This is one of the 52 terms in The Language of Content Strategy published by XML Press in 2014 and the contributor for this term is Joe Gollner.
What is it?
The application of engineering discipline to the design, acquisition, management, delivery, and use of content and the technologies deployed to support the full content lifecycle.
Why is it important?
Ensures that improvement investments achieve the greatest benefits by introducing rigorous discipline to the design of content and associated technical and business processes.
Why does a content strategist need to know this?
Engineering applies scientific principles to the design, development, support, and use of systems that are themselves made up of structures and processes. The challenge of engineering is to design systems that balance and integrate a variety of considerations including usability, sustainability, affordability, manufacturability, efficiency, and effectiveness. To overcome this challenge, engineering approaches these objectives with a methodical use of precedents, standards, frameworks, measurement, testing, and state-of-the-art technologies.
It has become increasingly obvious that, in the 21st century, the business of content cannot continue to operate as a cottage industry. However well-intentioned they may be, professionals working in isolation and leveraging their preferred desktop tools and personalized techniques simply cannot keep up with the demands of a rapidly evolving, and increasingly digital, global economy.
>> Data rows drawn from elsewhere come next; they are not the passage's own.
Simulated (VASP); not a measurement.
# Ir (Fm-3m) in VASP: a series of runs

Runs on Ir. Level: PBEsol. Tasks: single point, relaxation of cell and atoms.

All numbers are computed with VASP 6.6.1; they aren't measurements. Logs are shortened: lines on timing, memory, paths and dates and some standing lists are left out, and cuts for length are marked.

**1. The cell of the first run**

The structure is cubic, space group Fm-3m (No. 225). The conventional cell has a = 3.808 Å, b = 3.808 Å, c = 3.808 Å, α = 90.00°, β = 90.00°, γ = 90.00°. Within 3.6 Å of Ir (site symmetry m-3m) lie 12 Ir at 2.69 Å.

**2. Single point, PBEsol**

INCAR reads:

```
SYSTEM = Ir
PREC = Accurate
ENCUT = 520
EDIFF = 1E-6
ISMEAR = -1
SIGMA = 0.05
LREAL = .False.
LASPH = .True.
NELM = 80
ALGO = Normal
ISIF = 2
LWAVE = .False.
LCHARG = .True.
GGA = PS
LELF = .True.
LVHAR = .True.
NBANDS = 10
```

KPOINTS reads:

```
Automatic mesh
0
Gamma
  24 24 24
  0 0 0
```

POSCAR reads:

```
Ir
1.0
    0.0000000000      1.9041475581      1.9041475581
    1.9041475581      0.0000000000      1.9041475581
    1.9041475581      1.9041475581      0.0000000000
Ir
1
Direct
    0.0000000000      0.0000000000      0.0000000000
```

Content engineering seeks to bring the business of content into the modern era by ensuring that content structures, tools, and processes are designed in a way that will make the most of current best practices, proven content technologies, applicable design patterns, and existing implementation experience.
Simply put, the discipline of content engineering represents the context within which content strategists, and indeed everyone involved in the content lifecycle, will operate from now on.